Riosucio Carnival and Devil Festivities in Caldas

Riosucio Carnival and Devil Festivities in Caldas,

The Riosucio Carnival, also known as the Devil’s Carnival, stands as one of the most iconic and deep-rooted celebrations in Colombian culture. Its origins trace back to 1847, amidst a time when cultural fusion and the pursuit of peace between two distinct communities kicked off this festive event.

Origins and Meaning of the Riosucio Devil’s Carnival

Back then, the inhabitants of Real Minas de Quiebralomo and La Montaña, divided by territorial disputes, found a common ground in the celebration of the Three Kings Day for reconciliation. This act of unity not only dissolved the physical and social barriers between the two towns but also laid the groundwork for what we now recognize as the Riosucio Carnival.

This event, held every two years on the first weekend of each odd-numbered year, embodies the cultural diversity and richness of the region. Through its rituals, dances and music, the carnival not only celebrates the indigenous, African and Spanish heritage but also becomes a symbol of identity and pride for the people of Riosucio.

The Figure of the Devil in the Carnival

A defining feature of the Riosucio Carnival is the representation of the devil, which has become an iconic symbol of this festival.

Since 1915, the devil is not merely a figure presiding over the carnival; it represents the cultural mix that characterizes Riosucio. This mestizo devil, born from the fusion of African, Spanish and indigenous traditions, reflects the complexity and richness of the local culture.

The matachines, artists and artisans of the carnival, are tasked with bringing this figure to life. Through masks made from bull bladders and colorful outfits, these performers reenact the ancient “matachines diversions,” where humor and social critique intertwine.
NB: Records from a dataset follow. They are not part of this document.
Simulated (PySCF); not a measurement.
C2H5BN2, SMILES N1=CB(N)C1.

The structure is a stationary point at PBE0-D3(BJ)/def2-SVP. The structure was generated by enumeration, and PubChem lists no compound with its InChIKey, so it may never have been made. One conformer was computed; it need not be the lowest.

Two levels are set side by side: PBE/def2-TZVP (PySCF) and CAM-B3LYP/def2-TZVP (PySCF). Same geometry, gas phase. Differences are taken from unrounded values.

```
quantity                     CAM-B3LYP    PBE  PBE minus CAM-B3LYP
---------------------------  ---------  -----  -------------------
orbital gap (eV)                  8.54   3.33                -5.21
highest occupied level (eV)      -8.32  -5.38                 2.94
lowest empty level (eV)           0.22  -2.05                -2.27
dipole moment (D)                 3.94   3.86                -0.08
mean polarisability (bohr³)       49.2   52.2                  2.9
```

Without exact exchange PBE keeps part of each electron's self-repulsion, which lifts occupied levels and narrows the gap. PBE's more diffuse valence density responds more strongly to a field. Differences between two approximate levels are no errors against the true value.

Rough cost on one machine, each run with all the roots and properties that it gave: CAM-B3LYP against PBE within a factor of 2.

These actors not only chase attendees with whips to evoke laughter and fright but also use their scripts and songs to comment on current and local issues such as political corruption and everyday scenes of life in Riosucio.

The presence of the devil in the carnival is not just an act of entertainment; likewise, it serves as a moment for reflection and social critique, keeping alive the tradition of using humor and satire as tools for cultural expression.

Parade and Traditions: The Heart of the Carnival

The Riosucio Carnival reaches its climax during the main parade, where a towering devil figure over four meters tall is unveiled to the community and visitors.

This event, taking place at 7:00 p.m. on Saturday, marks the beginning of a series of festivities that last until nearly midnight. During this time, the devil traverses the streets of Riosucio, from La Candelaria Park to San Sebastián Park, in a display of music, dance and collective joy.

The parade is not just a showcase of creativity and art; it also embodies the unity and festive spirit of the Riosucio people. The children’s squads, tasked with kicking off the festivities in the afternoon, demonstrate the carnival’s deep roots in the new generations.

These young dancers are the future of the tradition, showing that a love for the carnival runs deep in the veins of this region’s inhabitants.

Carnival activities include stages in La Candelaria Park, where musical performances and traditional dances are held. This alternative venue allows for different artistic expressions to take place, enriching the experience for all attendees.

The End of the Carnival and the Promise of a New Beginning

The closing of the Riosucio Carnival is as significant as its opening. On Wednesday at midnight, after days of intense celebration, the community gathers to bid farewell to the devil in a ceremony loaded with symbolism.

A smaller replica of the main figure, filled with gunpowder, is set ablaze in the central park, marking the end of the carnival. This event symbolizes the farewell to the festivities and the continuity of the devil and the joy it brings, which do not perish but merely withdraw temporarily to reemerge in the next celebration.

This tradition reflects the deep connection between the Riosucio people and their carnival, a time when everyday life is transformed and filled with color, music and dance. The burning of the devil is an emotional moment that marks the start of a 725-day waiting period, during which the community lives in anticipation and desire for the next carnival edition.

This ongoing cycle of celebration and renewal is a metaphor for the resilience and vibrant spirit of Riosucio, a town that, through its carnival, teaches the world about the richness of its culture and the strength of its traditions.

The Riosucio Carnival: A Living Legacy

This carnival, with its rituals, parades and the central figure of the devil, preserves the legacy of past generations. In turn, it paves the way for future ones, ensuring that the essence of Riosucio and its people remains alive and flourishing.

Each edition of the Devil’s Carnival is a reminder that culture and tradition are fundamental pillars in the construction of a community’s identity. Riosucio, with its carnival, demonstrates how joy, art and social critique can coexist in a celebration that unites everyone, regardless of their origin or beliefs.

As the Riosucio Carnival concludes, the community bids farewell to its majestic festivity and renews the promise of its return. The burning of the devil symbolizes a new beginning, keeping hope and vibrant culture alive in Riosucio until the next celebration.